I'm making myself get up and run errands. Lata -
October 3, 2008 6:01 PM | Reply | Permalink
Aye, the Disenchanted back in MI are grumbling about Clinton's affect on Fannie and Freddy.
Of course, they have a blind spot for the last 8 years. Because of the zealotry, the phsychological cost of facing the real truth of it assures the denial will remain for quite some time to come.
October 3, 2008 6:05 PM | Reply | Permalink
We have to do Something. This is Something. Therefor, we must do this.
Sigh. Just... sigh. "motherfucking lefties", indeed.
October 3, 2008 6:36 PM | Reply | Permalink
That's not what I said and you should reread if that's what you think I said.
There was an exclamation point before I said lefties get over yourselves - That ends an expression.
October 3, 2008 7:33 PM | Reply | Permalink
Tweety is thoroughly unimpressed with Palin, Bush, the GOP, and now McCain.

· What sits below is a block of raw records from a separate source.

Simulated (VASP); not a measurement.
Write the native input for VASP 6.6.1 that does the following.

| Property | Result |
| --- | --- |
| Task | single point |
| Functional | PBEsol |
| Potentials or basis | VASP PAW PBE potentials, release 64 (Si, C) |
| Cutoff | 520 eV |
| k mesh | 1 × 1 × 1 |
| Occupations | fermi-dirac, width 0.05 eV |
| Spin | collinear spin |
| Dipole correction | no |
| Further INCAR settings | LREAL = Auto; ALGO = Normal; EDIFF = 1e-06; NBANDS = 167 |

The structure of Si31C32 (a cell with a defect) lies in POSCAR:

"The airplane has hit turbulence and the passangers crack open the door to an empty cockpit."
October 3, 2008 5:53 PM | Reply | Permalink
I wonder, to get the votes switched, if in later October if we'll see Obama stumping with some House Dems in states either solid red or solid blue. Of course, by then Obama will probably have it pretty much sewn up he can afford a few days here and there away from the swing states.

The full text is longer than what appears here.